Sakuya Izayoi is a maid, servant to a vampire named Remilia Scarlet. On this particular day, she finds herself in a place very similar to her home of Gensokyo, but now filled with strange and aggressive spirits. Worse than that, though, is how her powers of time control seem to be failing her. After a kindly kappa helps her recover her temporal abilities, Sakuya sets off to find her mistress and uncover the true nature of this parallel world. Along the way she’ll meet several familiar faces, and expand her potent powers to make herself more than a match for anyone that stands in her way.
I can’t speak to the greater Touhou lore or the depth of these characters, and while there’s a fair bit of dialog at points it tends to be simple and roughly translated enough to not make much difference. The focus here is absolutely on the action, which is a wise move because it absolutely steals the show. Sakuya fights with an absolute embarrassment of magically-conjured throwing knives, peppering foes and covering walls with blades. They do drain her MP to use and she can run out, but MP and HP can be recovered by grazing enemies and their shots. Indeed, you are encouraged and even required to stray close to danger, especially when enemies get fast and the bullets get thick.

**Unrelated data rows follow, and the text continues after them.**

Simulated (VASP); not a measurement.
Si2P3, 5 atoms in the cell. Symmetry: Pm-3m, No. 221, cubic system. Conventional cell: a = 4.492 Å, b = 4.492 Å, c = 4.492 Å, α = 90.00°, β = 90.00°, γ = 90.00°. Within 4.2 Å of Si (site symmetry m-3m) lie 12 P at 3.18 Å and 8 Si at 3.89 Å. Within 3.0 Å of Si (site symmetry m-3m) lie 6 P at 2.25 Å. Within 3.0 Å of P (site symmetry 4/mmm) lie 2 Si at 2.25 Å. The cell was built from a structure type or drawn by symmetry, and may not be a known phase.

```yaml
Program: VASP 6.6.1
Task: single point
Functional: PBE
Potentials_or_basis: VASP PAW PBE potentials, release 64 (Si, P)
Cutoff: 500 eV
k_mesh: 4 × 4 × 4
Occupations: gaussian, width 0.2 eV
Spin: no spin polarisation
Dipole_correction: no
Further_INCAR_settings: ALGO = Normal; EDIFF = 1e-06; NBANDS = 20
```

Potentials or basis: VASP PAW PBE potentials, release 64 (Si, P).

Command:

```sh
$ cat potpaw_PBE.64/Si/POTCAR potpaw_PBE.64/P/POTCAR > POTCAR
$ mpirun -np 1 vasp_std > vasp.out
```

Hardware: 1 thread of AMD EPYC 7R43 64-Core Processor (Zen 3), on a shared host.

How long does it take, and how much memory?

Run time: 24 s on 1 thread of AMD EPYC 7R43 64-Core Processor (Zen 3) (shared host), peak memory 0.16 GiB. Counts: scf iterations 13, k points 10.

What really makes this work are Sakuya’s two time powers. Holding the attack button down charges up a time-slowing effect, making it far easier to graze hazards without harming yourself. There’s another button that does a full time stop, allowing you to evade impending doom or fill an enemy’s face with a cloud of knives for them to eat when time catches up. The incredible control this grants you over battles can lead to incredible clutch plays, like freezing bullets in midair to vault behind an enemy, or slowing down a hail of shots just enough to slide under them. Naturally, these time powers also feature heavily into exploration and mobility, with a mid-game power even allowing you to jump off of time-frozen knives. The map is filled with puzzles and challenges that interact with your time control in devilishly clever ways, starting with doors and switches, leading into the peculiar behavior of time-frozen water, and ending with traps that behave differently when time is slowed or stopped.
The real culmination of all these tight systems are the boss fights, which are some of the most thrilling challenges in any metroidvania. True to Touhou roots, each boss is a young woman with magical powers, specialized in throwing hellish waves of bullets at you. Luna Nights is probably more reasonable about this than you’re thinking, sticking with modest but tricky patterns to dodge at regular intervals. However, the pace of the boss fights demands the use of your time powers to have any hope of surviving, and the further in you get the more time-based gimmicks they’ll throw at you. You’ve got to be on point through the whole fight, recognizing patterns, weaving through attacks, and opening up with your own barrages when the time is right. It’s one of the rare games where I’d always be looking forward to new bosses and the crazy challenges each offered.
Between intense action and clever exploration, Touhou Luna Nights offers a lot you don’t normally get from metroidvanias. The time powers are an absolute game-changer, providing new ways to interact with the world and enemies. Bosses and puzzles are singular pleasures to overcome with these systems, though I would appreciate having more to face off against. My only real complaint is how short the game is, easily beatable in three hours or so, with not much more needed for 100% completion. There are only a few map areas and none of them are too complex, though they may contain tricky puzzle rooms or secrets. The art and animation is fantastic and the music is all the pumping beats you would expect from a Touhou game. Really it’s all very much what you’d expect from a Touhou game, transformed into a super solid metroidvania that deserves to be longer for how good it is. Even so, you won’t want to miss out on what thrills there are here.